Friday, March 14, 2014

Departition Components

Departition components combine the multiple flow partitions of data records into single flow as follows:

Concatenate :

Concatenate appends multiple flows of data records one after the other.

1)It reads all the records from the in port and copies them to the out port.
2)After reading all the records it will read the records from the second flow in port and append it after the first flow data records.

Gather:

Gather combines the data records from multiple flow partitions arbitarly .
Not key-based
Result ordering is unpredictable
Has no affect on the upstream processing
Most useful method for efficient collection of data from multiple flows.        
Multiple partitions and for repartitioning
Used most frequently.


Merge:
         Key-based.
         Result ordering is sorted if each input is sorted.
         Possibly synchronizes pipelined computation.
         May even serialize.
         Useful for creating ordered data flows.    
         Other than the ‘Gather’ , the Merge is the other ‘departitioner’ of choice.

Ab-initio Components (Datasets)

In this section we are going to discuss the basic and important Ab initio components:

  • Datasets components
  • Partition
  • Sort
  • Departition
  • Validate
  • Miscellaneous
  • Transform
1)Dataset Components

Dataset components represents data records or act upon data records as follows:

Input file:

Input file can be the source file that is read as input for the graph.It can either be serial or multifile depend upon the requirement.

Input table:

It unloads the data records from the database into the Abinitio graph allowing you to specify either the source table or an sql statement that extracts the data records from one or more records.

Intermediate file :

It represents one or more serial files or multifile of intermediate results that a graph write during execution and save for review after execution.


Look up :

Lookup basically contains the one or more serial files or multifile  of data records small enough to be held in the main memory let the transform retrieve the data records quickly than to be kept in disk.

Output file:

It writes the data records to one or more serial files or multifiles.

Output table:

It writes the data records to database letting you to write the data records either directly by providing the record destination table name or by writing the sql that inserts the records in one or more tables.

Read Multiple files:

Reads the data sequentially from list of file.

Write Multiple files:

Writes the records to the set of output files.

Thursday, March 13, 2014

More about Ab-initio Overview & graph

Ab-initio :

It is an important ETL tool(Extraction,Transfom and load) to analyze the data for business purpose.

ETL Process

Extract :

In this process the required data is extracted from the source file like text files,databse and other source systems.

Transform :

In this the required data is converted into the required format for analyzing the data.It involves the below tasks:

  • Applying Business Rules(derivations,calculating new values and dimensions)
  • Cleaning(eg Male to 'm' or Female to 'f')
  • Filtering(filter the records only the selected columns to load)
  • Joining together the data from various sources (lookup files)
Load :

Loading the data into enterprise data warehouse or other data repository.

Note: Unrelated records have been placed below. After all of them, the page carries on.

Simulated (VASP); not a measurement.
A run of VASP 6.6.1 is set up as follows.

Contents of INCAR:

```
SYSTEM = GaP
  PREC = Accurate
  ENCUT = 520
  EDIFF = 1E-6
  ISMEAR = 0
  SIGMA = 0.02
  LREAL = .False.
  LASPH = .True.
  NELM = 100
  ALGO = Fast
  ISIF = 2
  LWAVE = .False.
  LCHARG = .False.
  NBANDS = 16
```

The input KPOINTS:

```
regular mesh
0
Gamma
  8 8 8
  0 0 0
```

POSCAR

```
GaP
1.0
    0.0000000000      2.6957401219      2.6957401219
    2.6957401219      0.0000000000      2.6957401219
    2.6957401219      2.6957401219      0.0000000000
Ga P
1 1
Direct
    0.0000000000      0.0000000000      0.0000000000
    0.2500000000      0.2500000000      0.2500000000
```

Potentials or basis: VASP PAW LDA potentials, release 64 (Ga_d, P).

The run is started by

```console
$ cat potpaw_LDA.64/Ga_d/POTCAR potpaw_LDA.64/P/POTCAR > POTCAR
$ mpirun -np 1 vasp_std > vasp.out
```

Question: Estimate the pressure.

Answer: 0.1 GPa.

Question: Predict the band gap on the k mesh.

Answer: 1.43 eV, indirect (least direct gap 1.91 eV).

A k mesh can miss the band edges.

Ab-initio software is based on two main programs:

CO>OPERATING SYSTEM :

It is the Ab-initio server which the system administrator install on host unix or windows NT.Layered on the top of the operating system.

CO>OPERATING SYSTEM provides the following features:

  • Manage and run Abinitio graphs and controls the ETL process.
  • ETL processes monitoring and debugging
  • Metadata management and interaction with the EME.
  • GDE which install on PC (GDE computer) and configure to communicate with the host.
Graphical development environment(GDE) basically used for:

  • To design and running graph
  • ETL process in Abinitio is represented by Ab initio graphs.
  • It is user friendly

Overview of Graph:

A graph is data flow diagram that defines the various processing stages of tasks and the streams of data as they move from one stage to another.In graph a component represents the stage and data flow represents the data stream.Build a graph in GDE by dragging and dropping components connecting them with flow and then defining values for parameters,run,debug and tune the graph in GDE.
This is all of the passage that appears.